The Credit Suisse High Yield Index (the "Index") is an unmanaged index. Unlike the Fund, the index has no trading activity, expenses or leverage.
* Returns are historical and are calculated by determining the percentage change in NAV or market value with all distributions reinvested. Distributions are assumed to be reinvested at prices obtained under the Fun's dividend reinvestment plan. Because the Fund's shares may trade at either a discount or premium to the Fund's NAV per share, returns based upon the stock price and dividends will tend to differ from those derived from the underlying change in NAV and dividends. The variance between the Fund's total return based on stock price and dividends and the total return based on the Fund's NAV and dividends is due to the widening of the stock price discount to the NAV over the last year.
The Fund's Board of Directors wishes to express its appreciation to former Fund president and director Robert F. Birch, who retired as a director on December 31, 2018, for his many years of distinguished service and contributions to the Fund.
Commentary by T. Rowe Price Associates, Inc.

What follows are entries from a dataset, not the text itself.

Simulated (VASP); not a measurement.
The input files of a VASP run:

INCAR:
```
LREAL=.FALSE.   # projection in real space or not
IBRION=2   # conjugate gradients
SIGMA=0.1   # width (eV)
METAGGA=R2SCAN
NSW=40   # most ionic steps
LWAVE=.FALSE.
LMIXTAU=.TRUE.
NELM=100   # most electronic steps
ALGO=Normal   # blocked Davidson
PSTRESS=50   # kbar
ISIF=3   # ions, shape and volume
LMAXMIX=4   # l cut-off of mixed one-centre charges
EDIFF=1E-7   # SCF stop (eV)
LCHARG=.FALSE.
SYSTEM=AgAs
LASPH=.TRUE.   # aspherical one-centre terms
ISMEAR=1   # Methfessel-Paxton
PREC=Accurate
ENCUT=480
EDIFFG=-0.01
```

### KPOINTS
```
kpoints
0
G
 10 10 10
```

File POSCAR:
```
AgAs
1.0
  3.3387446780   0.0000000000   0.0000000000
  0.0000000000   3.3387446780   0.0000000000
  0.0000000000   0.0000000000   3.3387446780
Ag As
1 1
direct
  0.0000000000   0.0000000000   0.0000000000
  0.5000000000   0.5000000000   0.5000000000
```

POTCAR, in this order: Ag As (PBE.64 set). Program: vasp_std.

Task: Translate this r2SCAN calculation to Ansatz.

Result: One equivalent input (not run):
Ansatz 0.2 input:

The high yield bond market declined by 2.37% for the 12-month period ended December 31, 2018, according to the Credit Suisse High Yield Index. Second and third quarter gains gave way to material declines, as a sharp drop in oil prices and equity losses weighed on risk assets over the final quarter of 2018. After starting the year at 2.41%, the yield on U.S. 10-year Treasury Notes climbed to 3.24% by November 8, reflecting solid U.S. economic growth and reduced demand for safe-haven government debt. However, investor sentiment had changed amid equity price declines and growing global macroeconomic concerns. The U.S. Treasury yield curve had partially inverted for the first time since the global financial crisis in 2008, with the yield on a U.S. 2 Year Treasury Note higher than that on a five-year note. As expected, the Federal Reserve (the "Fed") raised interest rates by a quarter percentage point at its December meeting. It was the Fed's fourth quarter-point rate hike in 2018, lifting the federal funds target rate to a range of 2.25% to 2.50%. The central bank's policymaking committee predicted that two rate hikes will be needed in 2019, down from their previous forecast of three increases. Economic data showed significant slowdowns in both China and Europe, and that investors were worried that the sharp drop in oil prices-which declined by over a third during the fourth quarter-was an indicator of underlying weakness in the global economy. Concerns about the deepening U.S.-China trade war also seemed to weigh on global markets throughout the period. In addition, in early December, the Trump administration postponed for 90 days its end-of-year deadline to impose tariffs on Chinese imports.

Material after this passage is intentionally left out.